The Carians.—The language of the Carians and the Caunians was the same; since Herodotus writes—The Caunian nation has either adapted itself to the Carian tongue, or the Carian to Caunian.
2. On the other hand, the worship of the national Eponymus was different. The Lydians and Mysians share in the worship of the Carian Jove. These do so. As many, however, of different nations (ἔθνος) as have become identical in language with the Carians do not do so.
And here comes a difficulty—one part of the facts connects, the other disconnects the Carians from the Lycians. The language goes one way, the customs another.
But this is not the only complication introduced by the Carian family. The whole question of their origin is difficult, and that of their affinities is equally so. It was from the islands to the continent, rather than from the continent to the islands, that the Carians spread themselves; and they did this as subjects of Minos, and under the name of Leleges. As long as the system of Minos lasted, these Carian Leleges paid no tribute; but furnished, when occasion required, ships and sailors instead. And this they did effectually, inasmuch as the Carian was one of the most powerful nations of its day, and, besides that, ingenious in warlike contrivances. Of such contrivances three were adopted by the Greeks, and recognised as the original invention of the Carians. The first of these was the crest for the helmet; the second, the device for the shield; the third, the handle for the shield. Before the Carians introduced this last improvement, the fighting-man hung his buckler by a leathern thong, either on his neck or his left shoulder. Such was the first stage in the history of Carian Leleges, who were insular rather than continental, and Lelegian rather than Carian. It lasted for many years after the death of Minos; but ended in their being wholly ejected from the islands, and exclusively limited to the continent, by the Dorians and Ionians of Greece.
This would connect the—
- 1. Carians with the aboriginal islanders of the Ægean—these being Leleges.
- 2. Also with the Caunians.
- 3. Also with the Lycians. Unfortunately, the evidence is not unqualified. It is complicated by—
The native tradition.—The Carian race is not insular, but aboriginal to the continent; bearing from the earliest times the name it bears at the present time. As a proof of this, the worship of the Carian Jupiter is common to two other, unequivocally continental nations—the Lydians and the Mysians. All three have a share in a temple at Mylasa, and each of the three is descended from one of three brothers—Car, Lydus, or [Mysus]—the respective eponymi of Caria, Lydia, and Mysia.

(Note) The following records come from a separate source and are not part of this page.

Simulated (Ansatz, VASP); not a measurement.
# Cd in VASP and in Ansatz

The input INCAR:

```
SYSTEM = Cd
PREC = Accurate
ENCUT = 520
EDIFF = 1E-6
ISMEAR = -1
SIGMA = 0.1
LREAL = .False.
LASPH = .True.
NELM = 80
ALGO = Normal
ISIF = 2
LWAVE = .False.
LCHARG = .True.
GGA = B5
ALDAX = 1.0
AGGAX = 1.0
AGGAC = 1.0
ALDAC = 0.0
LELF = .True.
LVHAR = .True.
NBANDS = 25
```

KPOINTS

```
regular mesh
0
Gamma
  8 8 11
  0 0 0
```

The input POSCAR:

All this is not written for the sake of any inference; but to illustrate the difficulties of the subject. A new series of facts must now be added—or rather two new ones.
- 1. There are special statements in the classics that the Phrygian, Armenian, and Thracian languages were the same.
- 2. One of the three languages of the arrow-headed inscriptions has yet to be identified with any existing tongue.
The reader is in possession of a fair amount of complications. They can easily be increased.